How much is your advisory practice worth? Thousands of financial advisers — many of them solo practitioners —…

How much is your advisory practice worth? Thousands of financial advisers — many of them solo practitioners — are asking themselves that question as they approach retirement. It’s an emotional question, given the blood, sweat and tears that they have invested in their practices. And many advisers will be disappointed by the answers they get.

“Most potential sellers [of advisory practices] have no clue of reality,” said Mark Hurley, chief executive of Fiduciary Network LLC of Dallas, which takes minority stakes in advisory firms. “They hear what they want to hear, and hold on to the hope that some businessman will show up and write them a big check for their business.”
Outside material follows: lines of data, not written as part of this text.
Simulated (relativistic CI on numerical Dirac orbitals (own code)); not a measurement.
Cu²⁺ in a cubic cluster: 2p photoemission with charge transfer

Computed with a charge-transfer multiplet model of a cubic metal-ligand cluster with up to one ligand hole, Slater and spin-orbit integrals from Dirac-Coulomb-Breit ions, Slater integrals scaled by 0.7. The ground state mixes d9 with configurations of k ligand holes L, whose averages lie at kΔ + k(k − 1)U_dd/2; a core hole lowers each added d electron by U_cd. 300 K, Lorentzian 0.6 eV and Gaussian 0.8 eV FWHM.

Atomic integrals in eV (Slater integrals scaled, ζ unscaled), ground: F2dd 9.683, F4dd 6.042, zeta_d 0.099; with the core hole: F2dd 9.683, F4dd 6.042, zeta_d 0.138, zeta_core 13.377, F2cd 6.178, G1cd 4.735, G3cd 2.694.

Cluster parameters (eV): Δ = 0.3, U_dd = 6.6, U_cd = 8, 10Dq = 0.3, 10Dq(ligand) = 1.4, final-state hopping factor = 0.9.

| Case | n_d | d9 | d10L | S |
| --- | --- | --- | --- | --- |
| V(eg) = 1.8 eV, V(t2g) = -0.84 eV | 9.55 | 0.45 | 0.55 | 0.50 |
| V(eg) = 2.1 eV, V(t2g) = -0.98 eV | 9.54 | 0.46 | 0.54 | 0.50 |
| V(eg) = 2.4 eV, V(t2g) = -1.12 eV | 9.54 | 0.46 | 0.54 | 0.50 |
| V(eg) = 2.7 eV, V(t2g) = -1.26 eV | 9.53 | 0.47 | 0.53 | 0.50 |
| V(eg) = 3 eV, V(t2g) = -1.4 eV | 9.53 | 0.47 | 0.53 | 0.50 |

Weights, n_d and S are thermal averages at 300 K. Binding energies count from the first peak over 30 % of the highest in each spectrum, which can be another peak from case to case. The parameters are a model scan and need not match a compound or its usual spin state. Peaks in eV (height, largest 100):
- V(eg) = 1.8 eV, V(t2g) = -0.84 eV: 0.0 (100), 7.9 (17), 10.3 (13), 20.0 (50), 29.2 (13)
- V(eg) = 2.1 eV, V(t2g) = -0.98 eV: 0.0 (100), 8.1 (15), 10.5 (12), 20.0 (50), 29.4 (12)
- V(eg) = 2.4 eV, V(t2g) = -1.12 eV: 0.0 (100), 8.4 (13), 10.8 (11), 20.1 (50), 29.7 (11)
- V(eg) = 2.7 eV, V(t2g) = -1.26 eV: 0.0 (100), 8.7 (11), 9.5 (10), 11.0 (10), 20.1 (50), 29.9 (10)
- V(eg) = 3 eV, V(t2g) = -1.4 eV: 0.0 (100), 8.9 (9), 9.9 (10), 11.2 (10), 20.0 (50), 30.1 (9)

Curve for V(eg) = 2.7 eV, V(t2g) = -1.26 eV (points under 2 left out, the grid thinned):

Mr. Hurley typically works on a dozen potential deals at any time, and as a professional investor, he has a blunt view of the situation. Of the roughly 19,000 advisory firms in the country, fewer than 1,000 are big enough and have the sustainable business models in which he is interested.

“Most advisory practices are barber shops,” Mr. Hurley said. “They are jobs for the advisers who run them. They’re not businesses.”

GO BEYOND

If advisers want to sell their practices to an outside party or to associates within the firm, they have to plan for the continuity of the business beyond themselves.

A first step in that direction is getting a formal valuation of the practice. According to a recent succession planning study by IN Adviser Solutions, a division of InvestmentNews, 45% of those firms that have executed or are ready to execute a succession plan have retained a third party to value their practice.

Nearly half of those “succession-ready” firms have used two or more valuation methods in their efforts.

Formal valuations can cost thousands of dollars, so it’s not surprising that advisers tend to wait until they are ready to leave before they fork out money for an analysis. Brad Bueerman, a partner at consulting firm FP Transitions of Portland, Ore., however, sees growing demand for his firm’s valuation services.

“We started out in support of succession planning, and that need is still there, but there’s a new group of customers who want to establish a value for their practice in order to grow it over time,” said Mr. Bueerman, who charges $1,000 for a firm valuation. He has close to 1,500 clients. “They use an annual valuation as a tracking tool. Advisers understand that their own retirement can depend on growing the value of the asset.”

While mergers-and-acquisitions advisers and investment bankers are a more expensive option, they can offer more information on sales of other practices in the market and dive deeper into client demographics, employee resources and quantitative analytics, said David Selig, president of Advice Dynamics Partners LLC of Mill Valley, Calif., a mergers-and-acquisitions adviser focused on wealth management firms. “It’s important to know what the market is likely to pay for your business before you start dealing with potential buyers,” Mr. Selig said.

A typical valuation by Mr. Selig’s firm costs $7,000 to $10,000, although more-complex situations can run to more than $20,000.

There are essentially three ways to value a business: look at the book value of the assets, the prices that comparable firms are being sold for in the market or discount the cash flows generated by the business.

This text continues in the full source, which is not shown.